Business / Economy

China's investment reform to boost global FDI flows: UN official

(Xinhua) Updated: 2016-06-23 09:33

GENEVA - A senior UN official said on Wednesday that China's liberalization efforts of investment regime, driven partly by its investment administrative reform, will create opportunities for global foreign direct investment (FDI) flows.

James Zhan, director of Investment and Enterprise at the United Nations Conference on Trade and Development (UNCTAD), told Xinhua during an interview that Chinese investors were very active and FDI outflows in China had increased significantly over the last few years.

According to the latest annual global investment report by UNCTAD, China in 2015 was the third largest investor in the world, after the United States and Japan.

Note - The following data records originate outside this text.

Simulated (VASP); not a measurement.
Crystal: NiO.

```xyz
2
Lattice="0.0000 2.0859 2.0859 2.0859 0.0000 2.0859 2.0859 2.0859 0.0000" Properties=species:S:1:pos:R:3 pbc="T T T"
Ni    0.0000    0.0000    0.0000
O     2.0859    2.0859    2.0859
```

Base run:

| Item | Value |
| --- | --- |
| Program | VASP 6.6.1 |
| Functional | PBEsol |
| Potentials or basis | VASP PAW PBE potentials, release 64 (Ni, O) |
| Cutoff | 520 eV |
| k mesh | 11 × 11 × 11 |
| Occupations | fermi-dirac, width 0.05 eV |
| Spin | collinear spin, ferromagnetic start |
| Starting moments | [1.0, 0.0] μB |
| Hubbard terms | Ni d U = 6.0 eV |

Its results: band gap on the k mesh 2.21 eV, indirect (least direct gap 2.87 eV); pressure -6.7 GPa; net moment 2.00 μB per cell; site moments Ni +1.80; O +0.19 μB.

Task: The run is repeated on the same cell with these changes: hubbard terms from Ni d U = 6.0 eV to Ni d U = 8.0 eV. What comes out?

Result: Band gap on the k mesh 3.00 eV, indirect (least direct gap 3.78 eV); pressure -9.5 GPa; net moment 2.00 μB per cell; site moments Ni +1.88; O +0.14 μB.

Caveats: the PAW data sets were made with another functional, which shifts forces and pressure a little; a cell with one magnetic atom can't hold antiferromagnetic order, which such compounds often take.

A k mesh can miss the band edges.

The report revealed that FDI inflows and outflows in Chinese mainland stood at $136 billion and $128 billion respectively. "China represents roughly 10 percent of the global FDI flows," noted Zhan.

In 2015, global FDI flows rose to $1.76 trillion in 2015, hitting their highest level since pre-crisis peak in 2007.

However, UNCTAD warned that cross-border investment is expected to contract by 10 to 15 percent this year, barring another wave of cross-border mega deals and corporate reconfigurations.

Zhan predicted that "FDI flows into China will remain at a high level but won't have a drastic increase in 2016."

He added that China's FDI structure change would create potential opportunities, noting the FDI inflows in China tend to target high-tech industries, R&D areas, as well as involving automation in manufacturing.

"For outflows, I see that China will continue to be very active in acquiring firms and engaged in green field investment," he said.

Over the medium term, FDI flows are projected to resume growth in 2017 and to surpass $1.8 trillion in 2018, according to UNCTAD.